Changed back to just using big resolvers and all those issues disappeared.
If you run your own recursive DNS server (I keep forgetting to use the right term) on a local network, you can hit the root servers directly, which makes that the most reliable possible DNS resolver. Yes you might get more cache misses initially but I highly doubt you'd notice. (note: querying the root nameservers is bad netiquette; you should always cache queries to them for at least 5 minutes, and always use DNS resolvers to cache locally)
I'd argue that accounting for poorly managed ISP resolvers is a critical part of reasoning about reliability.
In terms of my everyday usage, for the past couple of decades, cache miss delays are largely lost in the noise of stupidly huge WWW pages, artificial service greylisting delays, CAPTCHA delays, and so forth.
Especially as the first step in any full cache miss, a back-end query to the root content DNS server, is also just a round-trip over the loopback interface. Indeed, as is also the second step sometimes now, since some TLDs also let one mirror their data. Thank you, Estonia. https://news.ycombinator.com/item?id=44318136
And the gains in other areas are significant. Remember that privacy and security are also things that people want.
Then there's the fact that things like Quad9's/Google's/CloudFlare's anycasting surprisingly often results in hitting multiple independent servers for successive lookups, not yielding the cache gains that a superficial understanding would lead one to expect.

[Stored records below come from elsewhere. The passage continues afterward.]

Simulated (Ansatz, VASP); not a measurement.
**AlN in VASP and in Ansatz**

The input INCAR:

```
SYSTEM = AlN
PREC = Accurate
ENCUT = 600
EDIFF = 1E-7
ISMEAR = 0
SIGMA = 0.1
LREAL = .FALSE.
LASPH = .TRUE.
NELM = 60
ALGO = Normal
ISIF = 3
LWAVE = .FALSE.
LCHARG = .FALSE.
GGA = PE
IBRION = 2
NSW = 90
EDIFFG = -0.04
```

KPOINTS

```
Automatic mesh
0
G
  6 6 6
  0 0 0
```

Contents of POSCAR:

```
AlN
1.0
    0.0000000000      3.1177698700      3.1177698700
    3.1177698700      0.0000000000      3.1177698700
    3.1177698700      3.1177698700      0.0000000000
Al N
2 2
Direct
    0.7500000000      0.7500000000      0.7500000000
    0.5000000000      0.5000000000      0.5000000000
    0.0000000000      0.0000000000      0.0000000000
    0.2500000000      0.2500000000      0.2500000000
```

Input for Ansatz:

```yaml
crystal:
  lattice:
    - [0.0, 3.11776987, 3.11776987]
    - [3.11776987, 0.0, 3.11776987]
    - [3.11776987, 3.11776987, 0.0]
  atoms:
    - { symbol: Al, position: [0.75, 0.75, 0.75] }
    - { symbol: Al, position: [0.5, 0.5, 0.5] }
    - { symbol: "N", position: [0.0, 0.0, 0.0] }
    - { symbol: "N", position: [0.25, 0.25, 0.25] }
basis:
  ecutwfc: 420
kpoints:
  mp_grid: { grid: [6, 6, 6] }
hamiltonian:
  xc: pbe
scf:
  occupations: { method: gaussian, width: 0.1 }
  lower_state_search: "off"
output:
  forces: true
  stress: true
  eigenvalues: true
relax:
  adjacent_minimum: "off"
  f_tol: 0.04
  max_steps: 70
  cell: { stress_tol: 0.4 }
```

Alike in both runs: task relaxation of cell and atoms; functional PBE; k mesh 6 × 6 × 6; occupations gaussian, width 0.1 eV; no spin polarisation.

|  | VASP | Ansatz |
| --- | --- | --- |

Just for fun, I did Bender's test at https://news.ycombinator.com/item?id=44534938 a couple of days ago, in a loop. I received reset-to-maximum TTLs from multiple successive cache misses, on queries spaced merely 10 seconds apart, from all three of Quad9, Google Public DNS, and CloudFlare 1.1.1.1. With some maths, I could probably make a good estimate as to how many separate anycast caches on those services are answering me from scratch, and not actually providing the cache hits that one would naïvely think would happen.
I added 127.0.0.1 to Bender's list, of course. That had 1 cache miss at the beginning and then hit the cache every single time, just counting down the TTL by 10 seconds each iteration of the loop; although it did decide that 42 days was unreasonably long, and reduced it to a week. (-: